Eroad report shows industry wants to reduce emissions


Transportation technology services company Eroad, has released its inaugural sustainability sentiment survey, Road to Sustainability, designed to identify how prepared businesses are for shifts in compliance towards sustainability.

Eroad report shows industry wants to reduce emissions
EROADS

Eroad, a telematics company that offers fleet management software and products designed to improve driver safety, manage vehicle fleets and reduce costs associated with driving, gathered data and insights from 1,134 key business decision makers across Australia and New Zealand to facilitate the report.
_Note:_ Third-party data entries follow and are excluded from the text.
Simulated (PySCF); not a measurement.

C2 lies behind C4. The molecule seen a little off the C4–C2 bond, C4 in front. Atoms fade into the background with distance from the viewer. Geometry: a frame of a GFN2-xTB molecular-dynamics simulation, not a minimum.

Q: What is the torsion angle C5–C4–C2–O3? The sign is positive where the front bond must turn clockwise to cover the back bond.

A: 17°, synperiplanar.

Eroad releases Road to Sustainability report Report key findings include:

● Over 37 per cent of light fleets and 21 per cent of all heavy fleets expected to be fully electric or alternatively powered by 2025 across Australia and New Zealand

● 11 per cent of Public companies indicated they will invest in transitioning fleets to alternate power sources, which is almost double that of Private Companies at 6 per cent

● Across Australia and New Zealand regulatory standards / reporting requirements and government funding / grants are in the top 3 motivators to increase environmental sustainability efforts with 30% of businesses motivated by these actions

● In Australia 60 per cent of all large and very large asset fleet owners (1000+ assets) stated they would pay more for carbon neutral assets, compared to just 21 per cent of all large and very large fleet owners in New Zealand

● Only 6.3 per cent of businesses see a positive impact on return on investment in sustainability across Australia and New Zealand

While there is still a long way to go within the industry, with 42 per cent of all businesses not currently reporting on any sustainability goals there are shifts towards a more sustainable future.

The biggest shift highlighted in the form of electric vehicles, with over 37 per cent of light fleets and 21 per cent of all heavy fleets expected to be fully electric or alternatively powered by 2025 across Australia and New Zealand.

"The Road to Sustainability report has given Eroad the opportunity to see where we can help our clients adapt to new government regulations and also help drive further change within the industry." says Tony Warwood, executive GM of Eroad says. 

"The report highlights a growing need to acknowledge and work towards sustainable measurables within the broader transport industry. The report also reveals the obstacles that are in the way, such as regulations and financial backing. This report needs to be used as a launchpad to bring sustainability towards the front end of the conversation when discussing transport carbon footprint emissions and everything associated with it.

"Our goal at Eroad is to create safer, more sustainable roads and we are committed to sustainable business practices. We recognise the role our business plays in providing positive outcomes for the communities we operate in and the environment we share," Warwood says.

The Australian and New Zealand markets are very similar and across both countries regulatory standards / reporting requirements and government funding / grants are the top three motivators to increase environmental sustainability efforts with 30 per cent of all businesses being motivated by regulatory changes, government funding or punitive action.

But despite New Zealand’s more robust climate change regulations, Australia is leading the way in a few key areas including the greening of assets. Thirty-two percent of all assets / mobile plant and equipment in Australia are currently alternatively powered compared to only 19 per cent of all fleets that could be considered ‘green’ assets in New Zealand.

As well as in Australia, 60 per cent of all large and very large asset fleet owners (1000+ assets) stated they would pay more for carbon neutral assets, compared to just 21 per cent of all large and very large fleet owners in New Zealand. Another division in sustainability efforts is between public and private companies in both Australia and New Zealand.

The percentage of public companies (11 per cent) indicated they will invest in transitioning fleets to alternate power sources, which is almost double that of private companies (6 per cent).

As with most businesses the bottom line of return on investment is key in making decisions for the future and while there are many factors holding back the industry, one major factor is the lack of return on investment in sustainability initiatives.

Across Australia and New Zealand only 6.3 per cent of businesses see a positive impact on return on investment in sustainability. The insights prepared within the Road to Sustainability report is one component Eroad is using in order to create safer and more sustainable roads.